Ancient Nomads of the Eurasian and North American Grasslands.
Description
Contains Photos, Illustrations, Maps, Bibliography
$44.95
ISBN 978-0-660-19771-5
DDC 305.9'069180947
Publisher
Year
Contributor
Frits Pannekoek is an associate professor of heritage studies, director
of information resources at the University of Calgary, and the author of
A Snug Little Flock: The Social Origins of the Riel Resistance of
1869–70.
Review
The almost coffee-table book by two senior curators/anthropologists, one from Russia and one from Canada, saw its origins as a companion to the exhibition “Masters of the Plains: Ancient Nomads of Russia and Canada,” undertaken by Canada’s Museum of Civilization and Samara’s Museum of History and Regional Studies in Civilization. This well-illustrated and well-written volume argues that the plains people of the northern hemispheres have a great deal in common, largely because of a unique shared grassland environment. There is also a less than subtle suggestion that the two plains peoples are also united through a common blood. To prove the common experiences, the authors have divided book into archaeology, subsistence food, transportation, life in camp, clothing and decoration, the role of metals, and spiritual life. Yes, differences are emphasized, but evidence tends to reinforce the feeling that their adaptations to the grassland environment have incredible commonalities.

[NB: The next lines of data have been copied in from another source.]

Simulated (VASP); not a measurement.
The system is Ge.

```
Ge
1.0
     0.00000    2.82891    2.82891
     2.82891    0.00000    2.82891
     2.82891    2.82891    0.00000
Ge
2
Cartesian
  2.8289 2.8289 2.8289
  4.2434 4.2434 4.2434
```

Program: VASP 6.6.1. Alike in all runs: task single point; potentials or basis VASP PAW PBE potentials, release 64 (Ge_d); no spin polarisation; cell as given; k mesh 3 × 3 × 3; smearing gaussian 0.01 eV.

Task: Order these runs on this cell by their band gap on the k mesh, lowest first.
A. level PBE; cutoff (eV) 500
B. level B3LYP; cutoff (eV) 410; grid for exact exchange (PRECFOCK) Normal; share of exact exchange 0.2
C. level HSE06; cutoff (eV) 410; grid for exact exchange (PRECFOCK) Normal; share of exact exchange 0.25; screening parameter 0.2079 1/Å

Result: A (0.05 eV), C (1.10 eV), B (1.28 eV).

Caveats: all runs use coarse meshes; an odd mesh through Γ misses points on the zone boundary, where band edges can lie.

It will be argued by some that the attempt to find similarities through material culture is a decidedly old-fashioned way to deal with any people, an approach being abandoned by many museums. Indeed, museums that take this approach, like the Pitt Rivers in Cambridge, are roundly criticized for doing so. There the entire collections are organized by object use rather than by culture. This approach, it is argued by curators in the modern museum, doesn’t necessarily see a culture on its own terms; rather, it reinforces artificial commonalities through material culture. You are understood by what you own, not by what you believe.
This fixation on material culture remains an essentially European intellectual concern. It would have been equally interesting to have seen the elders of each society talk and find commonalities (such as they are) rather than have commonalities defined by professional archaeologists, who by their discipline must focus on material culture. Nevertheless, the book is an excellent piece of heritage scholarship that has been written in a manner than will be accessible to the knowledgeable general public.